Yet when two black attorneys appeared before the Supreme Court, Holmes wrote in another letter to a friend that he had to "write a decision against a very thorough and really well expressed argument by two colored men"— an argument "that even in intonation was better than, I should say, the majority of white discourses that we hear."


Holmes understood that a Supreme Court justice was not there to favor some people or even to prescribe what was best for society. He had a very clear sense of what the role of a judge was— and wasn't.


Justice Holmes saw his job to be "to see that the game is played according to the rules whether I like them or not."


That was because the law existed for the citizens, not for lawyers or judges, and the citizen had to know what the rules were, in order to obey them.


He said: "Men should know the rules by which the game is played. Doubt as to the value of some of those rules is no sufficient reason why they should not be followed by the courts." Legislators existed to change the law.


After a lunch with Judge Learned Hand, as Holmes was departing in a carriage to return to work, Judge Hand said to him: "Do justice, sir. Do justice."


Holmes had the carriage stopped. "That is not my job," he said. "My job is to apply the law."


Holmes wrote that he did not "think it desirable that the judges should undertake to renovate the law." If the law needed changing, that was what the democratic process was for. Indeed, that was what the separation of powers in legislative, executive and judicial branches by the Constitution of the United States was for.


"The criterion of constitutionality," he said, "is not whether we believe the law to be for the public good." That was for other people to decide. For judges, he said: "When we know what the source of the law has said it shall be, our authority is at an end."


One of Holmes' judicial opinions ended: "I am not at liberty to consider the justice of the Act."

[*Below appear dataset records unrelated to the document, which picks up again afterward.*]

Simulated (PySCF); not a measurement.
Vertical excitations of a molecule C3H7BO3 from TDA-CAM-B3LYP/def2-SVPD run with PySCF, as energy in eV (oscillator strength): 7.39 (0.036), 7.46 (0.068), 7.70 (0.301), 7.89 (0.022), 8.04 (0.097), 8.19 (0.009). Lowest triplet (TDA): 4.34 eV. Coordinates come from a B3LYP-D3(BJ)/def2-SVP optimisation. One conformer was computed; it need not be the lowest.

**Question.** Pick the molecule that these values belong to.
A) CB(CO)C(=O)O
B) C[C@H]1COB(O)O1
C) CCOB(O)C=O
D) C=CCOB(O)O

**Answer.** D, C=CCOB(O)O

Some have tried to depict Justice Holmes as someone who saw no need for morality in the law. On the contrary, he said: "The law is the witness and external deposit of our moral life." But a society's need to put moral content into its laws did not mean that it was the judge's job to second-guess the moral choices made by others who were authorized to make such choices.


Justice Holmes understood the difference between the rule of law and the rule of lawyers and judges.